MEXICO CITY, Sept 24 (Reuters) - Analysts are betting that Mexico’s central bank will cut its key interest rate as much as three times during the remainder of 2019 after data showed inflation dipping below the bank’s own 3% target for the first time in three years.
A Reuters poll on Monday found that 14 of 16 analysts and economists expect the Bank of Mexico, known locally as Banxico, to lower the key lending rate to 7.75% on Thursday. In mid August, the bank cut rates for the first time since June 2014.
Mexico’s annual inflation eased to 2.99% in the first half of September, below expectations and the lowest level since September 2016, data from the national statistics agency showed earlier on Tuesday.

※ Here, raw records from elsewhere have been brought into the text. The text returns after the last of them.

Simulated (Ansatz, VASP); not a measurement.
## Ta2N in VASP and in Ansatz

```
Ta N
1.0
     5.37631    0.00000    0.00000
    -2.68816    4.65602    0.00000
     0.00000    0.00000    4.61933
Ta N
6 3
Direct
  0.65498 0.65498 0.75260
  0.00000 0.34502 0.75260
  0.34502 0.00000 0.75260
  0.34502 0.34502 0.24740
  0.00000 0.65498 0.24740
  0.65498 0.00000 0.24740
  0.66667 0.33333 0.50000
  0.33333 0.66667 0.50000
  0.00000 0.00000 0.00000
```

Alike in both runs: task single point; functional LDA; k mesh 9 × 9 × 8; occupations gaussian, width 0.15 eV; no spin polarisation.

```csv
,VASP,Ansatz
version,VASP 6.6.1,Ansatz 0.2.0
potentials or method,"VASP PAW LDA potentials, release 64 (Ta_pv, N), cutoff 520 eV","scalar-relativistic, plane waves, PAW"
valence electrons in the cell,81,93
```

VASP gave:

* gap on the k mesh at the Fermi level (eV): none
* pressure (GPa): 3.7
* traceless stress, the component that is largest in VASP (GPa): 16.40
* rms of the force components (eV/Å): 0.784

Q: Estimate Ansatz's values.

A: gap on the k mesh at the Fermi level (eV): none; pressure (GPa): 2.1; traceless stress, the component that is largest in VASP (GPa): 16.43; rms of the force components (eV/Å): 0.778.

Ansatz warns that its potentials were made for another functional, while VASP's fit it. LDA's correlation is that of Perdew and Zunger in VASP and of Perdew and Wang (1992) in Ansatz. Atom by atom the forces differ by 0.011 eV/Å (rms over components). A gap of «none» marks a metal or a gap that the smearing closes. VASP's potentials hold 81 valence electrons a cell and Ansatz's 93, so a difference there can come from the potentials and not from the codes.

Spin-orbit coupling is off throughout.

With this data in hand, analysts and investors now increasingly expect Banxico to cut the rate by a quarter of a percentage point at Thursday’s monetary policy meeting, followed by further cuts at the bank’s meetings on Nov. 14 and Dec. 19.
That would bring the key rate to 7.25%, in what would be the lowest level since December 2017.
Alberto Ramos, head of Latin America research at Goldman Sachs, is among those who forecast another 25 basis points rate cut on Thursday and “at least two 25 basis points rate cuts before the end of the year.”
Mexico’s economy barely escaped a recession in the first half of the year, posting no growth in the second quarter and contracting in the first.
The derivatives market also points to three more rate cuts, experts say.
“The yield curve discounts 79 basis points of implicit cuts for the remainder of the year, attributing a 100% probability of decreases of 25 basis points in each of the remaining meetings in 2019,” said Alejandro Padilla, director of strategy in fixed income and exchange rate at Banorte.
Both Ramos and Padilla have upped their bets for additional rate cuts as inflation has cooled more quickly than anticipated.